Yes. It is marked closed and removed from the subscription so further usage is safe while in linger. Even after that the object when polled, if referenced directly, will return 0. This is in the Java client.

tmontgomery · 2017-07-20T15:27:04Z

Yes, as I said, after the linger. The assumption is that the app will not block for an inordinate amount of time (i.e. longer than the linger timeout) in its poll.

goglusid · 2017-07-20T15:27:34Z

@mjpt777 Indeed if you call poll after the close/removeImage you are safe. However if you call poll prior to these calls and don't return from poll during the lingering period then it will crash.

Obviously, you can put a huge timeout to cover most case but still relying on timeouts for this is risky.

tmontgomery · 2017-07-20T15:30:06Z

@goglusid agreed. It is less than ideal. If you have a solution that does not rely on an atomic increment (and subsequent optimizations being avoided) on each subscription poll, I am very interested.
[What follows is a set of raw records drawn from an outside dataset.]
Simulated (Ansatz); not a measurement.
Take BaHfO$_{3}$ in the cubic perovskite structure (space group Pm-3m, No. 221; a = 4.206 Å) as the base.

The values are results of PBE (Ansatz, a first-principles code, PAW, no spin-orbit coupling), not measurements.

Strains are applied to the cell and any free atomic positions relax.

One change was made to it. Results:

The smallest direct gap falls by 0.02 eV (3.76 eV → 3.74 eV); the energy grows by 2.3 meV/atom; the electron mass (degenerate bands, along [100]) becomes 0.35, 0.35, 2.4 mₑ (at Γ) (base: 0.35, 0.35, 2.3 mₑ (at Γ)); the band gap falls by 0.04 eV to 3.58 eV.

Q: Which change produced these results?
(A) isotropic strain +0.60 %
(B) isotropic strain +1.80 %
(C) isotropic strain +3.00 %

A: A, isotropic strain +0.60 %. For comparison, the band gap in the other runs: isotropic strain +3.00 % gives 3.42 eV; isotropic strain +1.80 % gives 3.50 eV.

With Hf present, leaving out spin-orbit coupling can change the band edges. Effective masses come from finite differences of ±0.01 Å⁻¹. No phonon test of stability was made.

goglusid · 2017-07-20T15:31:23Z

@tmontgomery I know, ideally we need to figure out an approach that doesn't need to use a shared_ptr increment/decrement of atomic for each poll. I'm thinking of it.

tmontgomery · 2017-07-20T15:36:23Z

Our best solution currently is the linger one. Sadly. It's a tradeoff of performance for more app responsibility (not blocking for linger timeout on the poll).

Another tradeoff is to single thread the client like is done in the Java version with the AgentInvoker. I do plan to port something close to that into the C++ API, though. That avoids the issue, but also means the app now takes on more responsibility (to call the client conductor duty cycle timely enough).

goglusid · 2017-07-20T15:38:57Z

@tmontgomery Ok what about this. Given a subscription is only accessed by one thread, we could call periodically a fct ex Subcription::safePoint to notify the ClientConductor that we aren't in the poll function anymore. Safepoint could increment an atomic...not frequently though. When removeImage is called we would take a copy of this safePoint counter and later the ClientConductor would compare if the current safePoint is > than its copy, if so then it is safe to delete managed resources.

Basically, the responsability of knowning the safePoint is on the Subsriber side. If you accept to use more memory then you can call safePoint every hour.

tmontgomery · 2017-07-20T15:48:23Z

@goglusid have to try it. I tried early on an RCU technique that was similar. Anything that stops migration within the Image loop cancels a host of optimization opportunities. Once it is outside that loop (like the loads for the array and the number of images), it is much better. However, that's the tricky bit. Needs to be within the loop to be useful.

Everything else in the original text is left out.